How to get the gradient of parameters for different losses when multiple losses used

weleen · July 6, 2018, 5:30am

# construction, simply
net = Net()
data, label = DataLoader(Dataset)
opt = Optimizer()
criterion1 = Loss1()
criterion2 = Loss2()
output = net(data)
# get loss
loss1 = criterion1(output, label)
loss2 = criterion2(output, label)

# call backward()
# first type
loss1.backward() 
print(next(net.parameters()).grad)
loss2.backward()
print(next(net.parameters()).grad)
# is the above same as below
# second type
loss = loss1+loss2
loss.backward()

# step()
opt.step()

I have two questions.
First, two kinds of backward is equal?
Second, if i want to see the gradient of parameters for different loss, is it the simplest way? Or some more simple way to get the gradient for different losses.

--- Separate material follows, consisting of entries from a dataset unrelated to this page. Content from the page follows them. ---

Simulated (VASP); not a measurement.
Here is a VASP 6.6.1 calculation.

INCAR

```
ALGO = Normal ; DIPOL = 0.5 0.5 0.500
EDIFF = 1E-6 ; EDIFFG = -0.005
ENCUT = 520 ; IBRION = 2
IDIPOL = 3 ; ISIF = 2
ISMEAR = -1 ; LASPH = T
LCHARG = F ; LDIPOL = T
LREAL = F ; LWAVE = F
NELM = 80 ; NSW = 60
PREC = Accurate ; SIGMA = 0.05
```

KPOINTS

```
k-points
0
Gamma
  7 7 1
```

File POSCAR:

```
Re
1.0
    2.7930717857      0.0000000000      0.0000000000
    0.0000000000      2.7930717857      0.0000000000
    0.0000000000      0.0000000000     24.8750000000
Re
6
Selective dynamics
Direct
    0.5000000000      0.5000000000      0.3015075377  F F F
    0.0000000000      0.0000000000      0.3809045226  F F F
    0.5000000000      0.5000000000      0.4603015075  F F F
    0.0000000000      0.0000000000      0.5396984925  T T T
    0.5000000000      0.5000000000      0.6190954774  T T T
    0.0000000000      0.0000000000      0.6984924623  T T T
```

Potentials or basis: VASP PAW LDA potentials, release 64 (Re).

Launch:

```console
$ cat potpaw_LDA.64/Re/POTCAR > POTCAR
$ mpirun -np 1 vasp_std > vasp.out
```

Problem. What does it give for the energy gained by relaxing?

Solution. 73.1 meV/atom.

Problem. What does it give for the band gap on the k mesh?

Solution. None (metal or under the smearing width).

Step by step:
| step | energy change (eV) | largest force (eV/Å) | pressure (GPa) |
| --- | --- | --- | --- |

justusschock · July 6, 2018, 6:55am

To answer your first question: you need to specify retain_graph=True in your first backward-call when using multiple losses for one output and backwarding them separately. Otherwise the gradient graph will be destroyed during your first backward-call and you will be unable to use the second loss.

Whether or not these approaches are equal depends on how you are using the optimizer. If you call optim.zero_grad() between the backward calls these approaches are not equivalent but if you don’t do so that they are since gradients are per default accumulated in Pytorch.

weleen · July 6, 2018, 7:11am

Thank you very much.

Soumya_Sanyal · October 19, 2018, 1:16am

This might be a very silly question, but to get the gradients of parameters for different losses (as in the question) don’t we have to subtract the gradients for the second update? I’m basing this on the fact that we don’t do an optim.zero_grad() in between (which will anyway lead to wrong back propagation as suggested). To be clear, shouldn’t the below code be used rather than what the question suggests?

opt.zero_grad()

loss1.backward()
grad_wrt_loss1 = next(net.parameters()).grad
print(grad_wrt_loss1)
loss2.backward()
# THIS subtraction is the distinction from above code:
grad_wrt_loss2 = next(net.parameters()).grad - grad_wrt_loss1
print(grad_wrt_loss2)

opt.step()